It is clear that the U.S. must promptly undertake coordinating and adopting a national marine aquaculture policy and provide the funding, regulatory capacities, and needed research support for commercial marine aquaculture within the EEZ. However, due to a past practice of importing most of its seafood needs from abroad and reticence over environmental opposition to opening the EEZ to commercial operations at home, the U.S. policy has been long delayed and is basically starting from scratch. Hawaii’s near-shore permitting of two commercial aquaculture operations are currently the only domestic examples of commercial ocean aquaculture.

Environmental opposition to even these two Hawaii operations has provoked a call for a moratorium on further expansion of offshore commercial aquaculture. On the other hand, Native Hawaiian cultural opposition to commercial scale uses of Hawaiian waters has led to a call for the U.S. to support a return to onshore fishpond and traditional ahu’apu’a (mountain-to-sea) land use practices for food production. These environmental and cultural considerations in Hawaii have far less or only nominal significance to commercial aquaculture in deep ocean waters where the density of use of a commercial scale operation is tiny in relation to much larger ocean spaces. It is also apparent that Hawaii’s cultural and socioeconomic considerations will be different from other states that have shorelines, and from overall national interests subject to Federal jurisdiction and regulatory oversight.
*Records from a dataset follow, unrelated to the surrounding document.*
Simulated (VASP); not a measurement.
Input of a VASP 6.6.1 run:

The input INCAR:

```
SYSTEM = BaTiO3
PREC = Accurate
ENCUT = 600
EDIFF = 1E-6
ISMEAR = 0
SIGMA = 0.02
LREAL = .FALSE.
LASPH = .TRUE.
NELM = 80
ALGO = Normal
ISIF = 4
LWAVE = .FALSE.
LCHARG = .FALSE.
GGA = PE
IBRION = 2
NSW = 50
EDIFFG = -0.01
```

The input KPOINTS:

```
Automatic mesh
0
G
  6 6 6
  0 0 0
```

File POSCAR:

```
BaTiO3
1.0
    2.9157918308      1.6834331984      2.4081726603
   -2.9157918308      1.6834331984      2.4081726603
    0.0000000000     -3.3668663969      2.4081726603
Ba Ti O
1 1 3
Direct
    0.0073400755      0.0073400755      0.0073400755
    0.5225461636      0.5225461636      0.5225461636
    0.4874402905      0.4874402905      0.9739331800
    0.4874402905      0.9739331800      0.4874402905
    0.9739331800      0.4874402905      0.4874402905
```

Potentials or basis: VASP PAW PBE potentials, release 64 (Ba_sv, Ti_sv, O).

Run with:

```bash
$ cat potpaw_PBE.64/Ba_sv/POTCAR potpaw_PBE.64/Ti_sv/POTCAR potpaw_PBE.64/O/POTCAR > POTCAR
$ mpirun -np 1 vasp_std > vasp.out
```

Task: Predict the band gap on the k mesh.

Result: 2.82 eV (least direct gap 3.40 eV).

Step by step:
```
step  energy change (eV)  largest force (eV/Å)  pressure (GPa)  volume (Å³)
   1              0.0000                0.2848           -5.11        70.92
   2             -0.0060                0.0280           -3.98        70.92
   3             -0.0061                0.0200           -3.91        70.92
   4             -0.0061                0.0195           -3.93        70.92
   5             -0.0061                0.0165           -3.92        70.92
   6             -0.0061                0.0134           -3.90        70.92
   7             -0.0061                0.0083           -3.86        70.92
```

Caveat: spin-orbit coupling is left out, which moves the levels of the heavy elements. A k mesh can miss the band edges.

It will therefore be an important foundational task for NOAA to differentiate its marine aquaculture policy into one part in coordination with state jurisdiction for near-shore (up to 3 miles) aquaculture, and another part subject to exclusive Federal jurisdiction for commercial scale aquaculture in Federal waters (3 to 200 miles offshore) in the EEZ. In the state-coordinated near-shore aquaculture policy part, NOAA can provide states with coordination of other relevant Federal agencies, monitoring capabilities, and research support. NOAA can also define a model state-coordinated program that states without near-shore marine aquaculture programs in place can follow. In the Federal waters aquaculture policy part, NOAA should exercise full Federal pre-emption of exclusive jurisdiction over Federal waters under a uniform ocean aquaculture policy.

Another important task for NOAA in establishing a national policy is to define an effective process, supported by well-reasoned considerations and science-based knowledge, for mapping permittable commercial marine aquaculture zones (MAZ) in the EEZ. Such mapping should identify and exclude trafficked, recreational, and environmentally sensitive near-shore areas, ocean transport lanes, defensive seas areas, feeding and spawning areas for extant fish wildstocks, and migration areas for fish, whales, etc.

It will also be an important task for NOAA to set up an effective and prompt, yet environmentally protective, lease permitting process for identified commercial marine aquaculture zones, including setting standards for content and scope of programmatic EISs for such zones, and EAs for applicant operators. Due to national economic interests, standards will also need to be set for applicant operators to qualify as U.S. nationals or U.S. owned companies, having adequate capital and track record for carrying out proposed operations, and fulfilling mandated responsibilities for such operations.

Rules for regulating operators and monitoring the impacts of their operations on surrounding areas will need to be defined by NOAA. Security and safety operations will need to be allocated between Federal authorities such as the U.S. Coast Guard, U.S. Navy, state and local authorities, and operators themselves.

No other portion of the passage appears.